His latest, Lakeview Terrace, doesn't quite get LaBute back to past glory. Oh, it's better than The Wicker Man. Then again, Bio-Dome and Showgirls are better than The Wicker Man. (Although I must admit that I caught Wicker on cable a couple of nights ago and laughed my ass off. The moment where Cage dropkicked Leelee Sobieski is unintentional comic gold.)
Lakeview Terrace is definitely LaBute's most commercial venture yet. Chris and Lisa (Patrick Wilson and Kerry Washington), a newlywed couple, move into their California dream home, unaware of the domestic horrors that await them. Their new neighbor is a racist terror named Abel Turner (Samuel L. Jackson), a Los Angeles cop who recently lost his wife and doesn't approve of interracial marriage. When he first talks to Chris, Abel tells the rap-listening supermarket employee that no matter how much he listens to that music, he's still going to be white.
Abel has high-powered security lights that keep the couple up at night, horrendous block-party manners where he verbally obliterates most people in attendance, and detestable parenting skills: He smacks his daughter across the face during an argument in Lisa's backyard. Abel is a nasty guy, for sure--so nasty that the film can only go in one predictable direction, toward a typical showdown ending. In other words, the film offers few surprises.
Too bad, because the performances aren't bad, and the film looks good. LaBute does an interesting job of capturing the horror of approaching wildfires, as one atomic-looking blaze bears down on the main characters' houses. One shot, in which Chris and Lisa observe what looks like a mushroom cloud, is especially memorable.
Jackson is good in this sort of obsessive, rage-filled role. However, the script has provided him with a suburban monster that is beyond belief, the sort of thing that only shows up in movies. In a film that's looking for horror based in reality, the ridiculousness of his character impeded my ability to be scared or uncomfortable. I found myself shaking my head a lot as the film raced toward its inevitable ending.
Wilson and Washington's roles are far more realistic and deserved a better movie. Wilson, so good in the suburban drama Little Children, captures the anxiety of a man who can't protect himself or his spouse. Washington, probably best known for her role in Ray, is especially good in a scene during which she attempts to befriend Abel's daughter (Regine Nehy).

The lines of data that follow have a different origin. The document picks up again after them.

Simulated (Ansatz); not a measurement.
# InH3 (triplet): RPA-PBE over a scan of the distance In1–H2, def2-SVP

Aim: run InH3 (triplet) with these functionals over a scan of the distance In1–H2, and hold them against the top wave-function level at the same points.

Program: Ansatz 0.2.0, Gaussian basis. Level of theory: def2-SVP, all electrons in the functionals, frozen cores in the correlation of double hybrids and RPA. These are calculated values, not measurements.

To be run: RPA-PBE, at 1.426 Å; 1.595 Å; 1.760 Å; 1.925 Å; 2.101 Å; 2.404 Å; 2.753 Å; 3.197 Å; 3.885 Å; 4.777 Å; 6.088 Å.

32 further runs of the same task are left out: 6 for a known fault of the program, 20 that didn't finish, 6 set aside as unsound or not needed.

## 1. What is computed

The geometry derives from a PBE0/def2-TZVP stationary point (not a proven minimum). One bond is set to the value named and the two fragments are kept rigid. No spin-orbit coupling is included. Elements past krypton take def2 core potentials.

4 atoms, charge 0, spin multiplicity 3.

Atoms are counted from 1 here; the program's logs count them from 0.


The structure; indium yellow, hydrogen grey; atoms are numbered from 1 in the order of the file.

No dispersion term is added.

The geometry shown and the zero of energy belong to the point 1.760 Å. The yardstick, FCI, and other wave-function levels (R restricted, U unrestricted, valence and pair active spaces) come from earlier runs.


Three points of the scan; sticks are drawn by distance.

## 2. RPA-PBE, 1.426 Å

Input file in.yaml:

In the end, their performances are all for naught, because LaBute and his scriptwriters don't know where to stop. Not only is Abel a racist, bad cop; he's a crappy parent, a failed husband, a snoop, a psychopath, a poor dresser and so much more. I half expected him to sprout wings and fangs, and then leap from his roof and swoop down on his neighbors to bite their heads off. Actually ... that would've been kind of cool.
Lakeview Terrace is everything you've seen before in bad-neighbor and dirty-cop dramas, with all of the clichés from those types of films combined. It wastes the performances of Jackson, Wilson and Washington--but, thankfully, none of them don a bear suit and start punching people. I guess that's semi-good news for LaBute fans.